For the longest time I looked at ethereum and never wanted to hold ether because the inflation rate was way too high for my liking. In periods of growth and fomo prices might rise because demand outweighs the float of coins on the actual market, but over time, as more and more coins move to the market, prices are driven back down. The value of coins with inflation rates in the upper single digits have a very hard time increasing in price. There are many other reasons a coin could fall in value, but I am a strong believer that without having a low issuance, a coin will never become a store of value.

This brings me to what ethereum is now and what it will become once 2.0 launches. In the few years alone, block rewards for ethereum have more than halved. While initially ethereum started with a block size of 5, which is substantial when you realize there are blocks between every 10-20 seconds. A change was made to lower the amount to three and ultimately last year, down to 2 ether per block. The issuance rate at the moment is around 4% yearly inflation which is still not the greatest, but it is lower than before. However ethereum is moving to a POS chain ultimately, which may take a few years for the full transition however, once it does the inflation rate will drop to anywhere from 0-2% (its a sliding scale based on how many people stake.) In all likeliness we are looking at around the .5 to 1% mark.
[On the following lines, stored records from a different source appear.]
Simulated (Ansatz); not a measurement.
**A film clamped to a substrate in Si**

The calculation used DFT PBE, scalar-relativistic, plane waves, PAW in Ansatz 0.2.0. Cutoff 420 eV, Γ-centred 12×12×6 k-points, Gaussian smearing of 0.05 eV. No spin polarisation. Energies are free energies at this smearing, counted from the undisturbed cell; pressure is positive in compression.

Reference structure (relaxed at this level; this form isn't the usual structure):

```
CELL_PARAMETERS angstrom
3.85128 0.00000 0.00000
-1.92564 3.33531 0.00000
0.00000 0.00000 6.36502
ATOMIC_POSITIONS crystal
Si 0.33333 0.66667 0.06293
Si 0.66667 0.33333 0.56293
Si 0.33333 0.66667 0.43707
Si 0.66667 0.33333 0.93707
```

This would make ethereum's coin issuance rate lower than bitcoin and almost all other cryptocurrencies on the market. However the crown jewel that many in ethereum are looking forward to is the institution of improvement proposal 1559. Essentially EIP 1559 will burn the base fee when you make a transaction on the ethereum chain, removing coins from circulation forever. Depending on how many transactions are taking place on the chain. There is a chance that the issuance actually becomes net negative. Not only would coins not be added to the chain, but they would actually be removed over time. This would give a massive boost to the price if demand stays the same for the chain.

It is worth noting that much of the speculation on my end is that the team behind eth 2.0 is able to deliver and do so in a timely fashion. Also for the period that eth 2.0 phase 0 (when staking officially launches, albeit on a separate parallel chain) inflation will go up for a small period of time. However those coins are not sellable or able to connect with the 1.0 chain until the two chains merge. The bet im taking right now is that the lowered issuance of the main chain and the removal of coins to the eth 2.0 chain will create a long term price boost.